Headphones and Earphones
- Written by Chris Groppi
- Published on 26 November 2009
On the Bench
As with the Denon AH-D7000s, I did not have the proper equipment to measure the HD-800s. Tyll Herstens and Ivy Burford at Headroom were happy to provide me with their measurements of the HD-800s. These are made with an artificial head system that has microphones located in simulated human ears. They are the most accurate way to measure headphones, but the results require some interpretation. At high frequencies, the ridges and folds in the ear cause response peaks and dips. These are not due to the headphones themselves. Loudspeakers are measured with bare microphones, and therefore do not show these effects. Our brains apply “EQ” to fix these peaks and dips, so flat response ends up sounding flat to us.
If you’re interested in comparisons, Headroom’s website has an interactive graph builder that can overplot measurements of several headphones, drawing data from their extensive database of measurements. Complete sets of acoustical and electronic measurements are available for ALL the headphones Headroom sells (dozens of models).
The frequency response of the HD-800s goes spectacularly low. Given that headroom’s normalization to 0 dB at 1 kHz seems to be about 3 dB too high to me, the bass gets to its -3 dB point at about 12 Hz (!). The shape of the bass response as compared to the Denons is definitely flatter overall and goes much deeper. The Denons have a broad response plateau which doesn’t roll off at all until 30 Hz, while the HD-800s have a more rounded response with a peak at about 100 Hz.

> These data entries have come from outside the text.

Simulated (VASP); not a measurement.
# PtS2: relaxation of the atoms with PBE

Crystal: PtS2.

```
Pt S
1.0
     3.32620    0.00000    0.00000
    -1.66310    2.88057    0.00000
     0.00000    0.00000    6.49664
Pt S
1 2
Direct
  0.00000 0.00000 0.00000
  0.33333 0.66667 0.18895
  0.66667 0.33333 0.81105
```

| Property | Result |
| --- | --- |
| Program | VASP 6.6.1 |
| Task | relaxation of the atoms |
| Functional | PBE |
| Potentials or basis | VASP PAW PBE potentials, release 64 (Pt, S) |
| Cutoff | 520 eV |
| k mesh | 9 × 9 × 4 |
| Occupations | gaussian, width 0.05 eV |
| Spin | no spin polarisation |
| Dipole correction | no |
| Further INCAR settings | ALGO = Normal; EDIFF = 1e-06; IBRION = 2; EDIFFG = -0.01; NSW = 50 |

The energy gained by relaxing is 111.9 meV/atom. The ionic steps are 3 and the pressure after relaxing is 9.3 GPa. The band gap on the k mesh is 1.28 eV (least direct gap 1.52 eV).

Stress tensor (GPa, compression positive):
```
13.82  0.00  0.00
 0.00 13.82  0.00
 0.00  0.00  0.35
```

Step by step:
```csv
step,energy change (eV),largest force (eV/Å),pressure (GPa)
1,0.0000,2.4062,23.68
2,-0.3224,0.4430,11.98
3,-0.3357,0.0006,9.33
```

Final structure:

The harmonic distortion spectrum of a 500 Hz tone shows that the second harmonic peak is at -85 dB, with the third harmonic at -80 dB. The second harmonic peak is 10 dB better than the already fantastic Denons. This performance is just ridiculous, and shows why headphones like the HD-800s NEED a high performance headphone amp. Their intrinsic distortion is so low that anything but the best will end up dominating the distortion of the system. For comparison this level of distortion is something like 25 dB better than what the very best loudspeakers can deliver.
Isolation below 1 kHz is non-existent. These are not headphones for listening in environments with background noise.